Photovoltaic Versus Solar Thermal
Most solar installations people encounter, rooftop panels and utility-scale solar farms, use photovoltaic technology to generate electricity directly. A separate technology, concentrated solar power, uses mirrors to focus sunlight and generate heat, which drives a conventional steam turbine, and can sometimes store that heat for hours to generate electricity after the sun has set, an advantage traditional photovoltaic panels don’t have on their own.
Residential Versus Utility-Scale Solar
- Residential solar systems are typically installed on rooftops, offsetting a portion or all of a household’s electricity use and, in many markets, allowing excess power to be sold back to the grid.
- Commercial solar installations cover larger rooftops or dedicated land, often to offset a business’s own electricity costs.
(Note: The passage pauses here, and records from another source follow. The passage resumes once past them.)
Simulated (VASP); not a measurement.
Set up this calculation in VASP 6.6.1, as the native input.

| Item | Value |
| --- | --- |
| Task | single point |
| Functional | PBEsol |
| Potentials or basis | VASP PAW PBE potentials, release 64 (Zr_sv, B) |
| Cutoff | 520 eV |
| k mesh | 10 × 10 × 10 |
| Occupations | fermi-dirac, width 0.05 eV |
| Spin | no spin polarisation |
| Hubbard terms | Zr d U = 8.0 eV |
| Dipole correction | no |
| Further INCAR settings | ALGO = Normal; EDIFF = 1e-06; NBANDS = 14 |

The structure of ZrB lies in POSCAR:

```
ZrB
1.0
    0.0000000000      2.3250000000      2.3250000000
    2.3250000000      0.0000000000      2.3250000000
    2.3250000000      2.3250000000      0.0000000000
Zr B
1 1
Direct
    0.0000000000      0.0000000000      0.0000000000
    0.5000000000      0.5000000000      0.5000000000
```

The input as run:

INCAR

- Utility-scale solar farms are built specifically to generate electricity for the grid, and benefit from economies of scale that make them among the cheapest sources of new electricity generation in many regions.
The Benefits Driving Adoption
Solar panels have no fuel costs and require relatively little maintenance once installed, and manufacturing costs have fallen dramatically over the past decade as production has scaled up globally. Solar is also uniquely modular, a technology that scales just as sensibly for a single rooftop as for a massive utility farm, which has made it adoptable by homeowners, businesses, and utilities alike.
The Challenges That Remain
Solar power only generates electricity when the sun is shining, making it inherently intermittent and dependent on batteries or other backup generation to provide power at night or during cloudy weather. Utility-scale solar farms also require significant land area, which can create tension with agricultural use or conservation priorities in some regions, and the manufacturing of solar panels, along with their eventual disposal or recycling, carries its own environmental footprint that the industry continues working to reduce.
Where Solar Is Headed
Solar panel efficiency continues to improve gradually through advances in cell design and materials, while costs continue their long-term downward trend as manufacturing scales further. Increasingly, solar is being deployed alongside battery storage, allowing excess daytime generation to be used in the evening, which addresses solar’s core limitation and is widely expected to be one of the defining combinations of the broader shift toward renewable energy.